The Guardian 28 February, 2007

Cuba, Venezuela vs. Microsoft

Cuba and Venezuela have announced they will shake off yet another yoke of US hegemony — the Microsoft Windows computer operating system.

Both governments say they are trying to wean state agencies from Microsoft Windows to the open-source Linux operating system, which is developed by a global community of programmers who freely share their code.

"It’s basically a problem of technological sovereignty, a problem of ideology", said Hector Rodriguez, who oversees a Cuban university department of 1,000 students dedicated to developing open-source programs.

Other countries have tried similar moves. China, Brazil and Norway have encouraged the development of Linux for a variety of reasons: Microsoft’s near-monopoly over operating systems, the high cost of proprietary software and security problems.

Cuban officials, ever focused on US threats, also see it as a matter of national security.

Communications Minister Ramiro Valdes raised suspicions about Microsoft’s cooperation with US military and intelligence agencies.

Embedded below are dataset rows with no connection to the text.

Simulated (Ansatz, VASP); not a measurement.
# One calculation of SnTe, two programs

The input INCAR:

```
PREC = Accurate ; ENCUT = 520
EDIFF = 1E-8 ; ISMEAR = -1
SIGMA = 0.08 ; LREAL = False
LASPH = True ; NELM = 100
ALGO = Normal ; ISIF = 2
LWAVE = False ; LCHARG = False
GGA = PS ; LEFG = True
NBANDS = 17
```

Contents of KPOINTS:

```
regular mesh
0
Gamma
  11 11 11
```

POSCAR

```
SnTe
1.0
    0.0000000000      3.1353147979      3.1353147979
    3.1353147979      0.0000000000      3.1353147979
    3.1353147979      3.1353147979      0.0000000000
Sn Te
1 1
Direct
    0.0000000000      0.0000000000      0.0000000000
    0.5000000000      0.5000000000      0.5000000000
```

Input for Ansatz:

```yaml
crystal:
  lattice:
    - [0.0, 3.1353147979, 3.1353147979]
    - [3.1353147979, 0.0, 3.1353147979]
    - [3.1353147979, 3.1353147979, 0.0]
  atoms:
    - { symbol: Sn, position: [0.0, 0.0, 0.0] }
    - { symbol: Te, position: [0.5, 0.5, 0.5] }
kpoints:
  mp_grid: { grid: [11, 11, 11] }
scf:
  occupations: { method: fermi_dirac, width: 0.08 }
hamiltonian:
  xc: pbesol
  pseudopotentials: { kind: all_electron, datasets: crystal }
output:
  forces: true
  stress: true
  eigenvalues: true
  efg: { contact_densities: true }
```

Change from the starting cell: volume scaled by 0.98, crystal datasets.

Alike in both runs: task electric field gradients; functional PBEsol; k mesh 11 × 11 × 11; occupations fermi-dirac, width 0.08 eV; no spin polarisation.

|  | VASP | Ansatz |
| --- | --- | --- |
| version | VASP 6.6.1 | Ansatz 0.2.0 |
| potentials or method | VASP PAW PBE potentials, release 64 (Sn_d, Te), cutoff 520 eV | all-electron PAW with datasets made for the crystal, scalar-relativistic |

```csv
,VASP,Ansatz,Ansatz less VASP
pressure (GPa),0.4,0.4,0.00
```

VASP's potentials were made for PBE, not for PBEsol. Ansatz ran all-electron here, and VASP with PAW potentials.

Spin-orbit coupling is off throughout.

He called the world’s information systems a "battlefield" where Cuba is fighting against imperialism. Microsoft Chairman Bill Gates once described copyright reformers, including people who want to do away with proprietary software, as "some new modern-day sort of communists" — a badge of honour from the Cuban perspective.

Cuba imports many computers preloaded with Windows and also purchases software in third countries such as China, Mexico or Panama.

Richard Stallman is a computer scientist from the Massachusetts Institute of Technology and his Free Software Foundation created the license used by many open-source programs, including Linux.

He pointed out that copyright laws violate basic morality; he compared them to laws that would threaten people with jail for sharing or modifying kitchen recipes.

Stallman also warned that proprietary software is a security threat because without being able to examine the code, users can’t know what it’s doing or what "backdoor" holes developers might have left open for future entry. "A private program is never trustworthy", he said.

Cuba’s Cabinet also has urged a shift from proprietary software. The customs service has gone to Linux and the ministries of culture, higher education and communications are planning to do so, Rodriguez said. Students in his own department are cooking up a version of Linux called Nova.

Rodriguez’s department accounts for 1,000 of the 10,000 students within the University of Information Sciences, a five-year-old school that tries to combine software development with education.

Cuba is also training tens of thousands of other software and hardware engineers across the country, though few have computers at home. Most Cubans have to depend on the slow links at government internet cafes or schools.

Rodriguez shied away from saying how long it would take for Cuba to get most of its systems on Linux: "It would be tough for me to say that we would migrate half the public administration in three years."

But he said Linux use was growing rapidly.

"Two years ago, the Cuban free-software community did not number more than 600 people ... In the last two years, that number has gone well beyond 3,000 users of free software and it’s a figure that is growing exponentially."